Weyward Competition
Quantum Competition
Dr Bev Williamson's new work represents a radical reconceptualisation of market dominance by drawing on quantum physics to develop a novel framework - Quantum Competition.
It argues that classical competition law is failing to adequately deal with a new generation of supermassive monopolies that, much like black holes distort the fabric of spacetime, distort market dynamics, and proposes a new approach in response.

Excerpt from: Quantum Competition and Supermassive Monopolies
Black holes are not really holes. They are “huge concentrations of matter packed into very tiny spaces.” They have the appearance of a hole because their gravitational pull is so strong that not even light can escape. The ‘surface’ of a black hole, called its ‘event horizon’ is not a surface in the traditional sense, but a boundary between where light can and cannot escape. There are broadly speaking two main kinds of black hole (as categorised by size) : (i) a stellar-mass black hole (which range between “three to dozens of times the Sun’s mass”); and (ii) supermassive black holes (which weigh “100,000 to billions of solar masses”).
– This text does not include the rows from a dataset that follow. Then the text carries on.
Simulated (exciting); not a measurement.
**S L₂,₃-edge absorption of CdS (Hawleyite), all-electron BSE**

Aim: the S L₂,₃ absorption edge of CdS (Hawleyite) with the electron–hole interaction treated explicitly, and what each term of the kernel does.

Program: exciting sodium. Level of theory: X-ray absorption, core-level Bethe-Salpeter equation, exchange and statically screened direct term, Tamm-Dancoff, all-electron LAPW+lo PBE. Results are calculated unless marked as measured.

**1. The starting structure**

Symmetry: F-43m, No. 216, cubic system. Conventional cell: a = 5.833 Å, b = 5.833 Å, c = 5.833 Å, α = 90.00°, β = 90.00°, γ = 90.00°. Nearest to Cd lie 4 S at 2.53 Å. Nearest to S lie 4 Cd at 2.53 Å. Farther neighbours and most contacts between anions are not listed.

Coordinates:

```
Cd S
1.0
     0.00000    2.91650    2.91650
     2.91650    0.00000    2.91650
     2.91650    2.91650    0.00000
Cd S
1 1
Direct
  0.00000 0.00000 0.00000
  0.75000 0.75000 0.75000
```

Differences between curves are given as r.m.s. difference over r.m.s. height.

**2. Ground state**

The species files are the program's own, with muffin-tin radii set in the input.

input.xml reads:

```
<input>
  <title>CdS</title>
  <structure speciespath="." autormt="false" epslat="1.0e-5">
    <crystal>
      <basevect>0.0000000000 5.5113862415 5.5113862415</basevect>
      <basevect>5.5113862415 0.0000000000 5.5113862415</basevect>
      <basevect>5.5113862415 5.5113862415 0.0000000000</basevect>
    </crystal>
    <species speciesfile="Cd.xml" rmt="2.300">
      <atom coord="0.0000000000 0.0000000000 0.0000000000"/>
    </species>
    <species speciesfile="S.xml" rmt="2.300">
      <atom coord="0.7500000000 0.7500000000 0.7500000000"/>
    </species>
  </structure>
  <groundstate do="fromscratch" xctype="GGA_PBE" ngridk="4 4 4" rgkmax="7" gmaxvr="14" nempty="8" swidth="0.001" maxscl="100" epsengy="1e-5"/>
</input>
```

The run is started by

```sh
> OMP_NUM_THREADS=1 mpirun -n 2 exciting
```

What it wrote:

Stars are created when gas clouds in the universe collapse under their own gravity. When they contract enough, the temperature of the gas increases until it becomes hot enough to start nuclear reactions. This nuclear reaction converts hydrogen into helium and raises the pressure sufficiently to prevent further collapse. When that fuel is exhausted, heavier elements like carbon and oxygen are created, which do not release sufficient energy to counteract contraction. At this point therefore, the star collapses and triggers a “supernova explosions that blows off the star’s outer layers”. If the crushed core contains more than approximately three solar masses, it will collapse into a black hole.
Whilst this is fascinating in and of itself, it also creates an interesting conceptual lens through which to view the modern multi-sectoral “titans” of industry, and the influence that they exert on the markets (and societies) in which they exist, its “Universe of Influence”.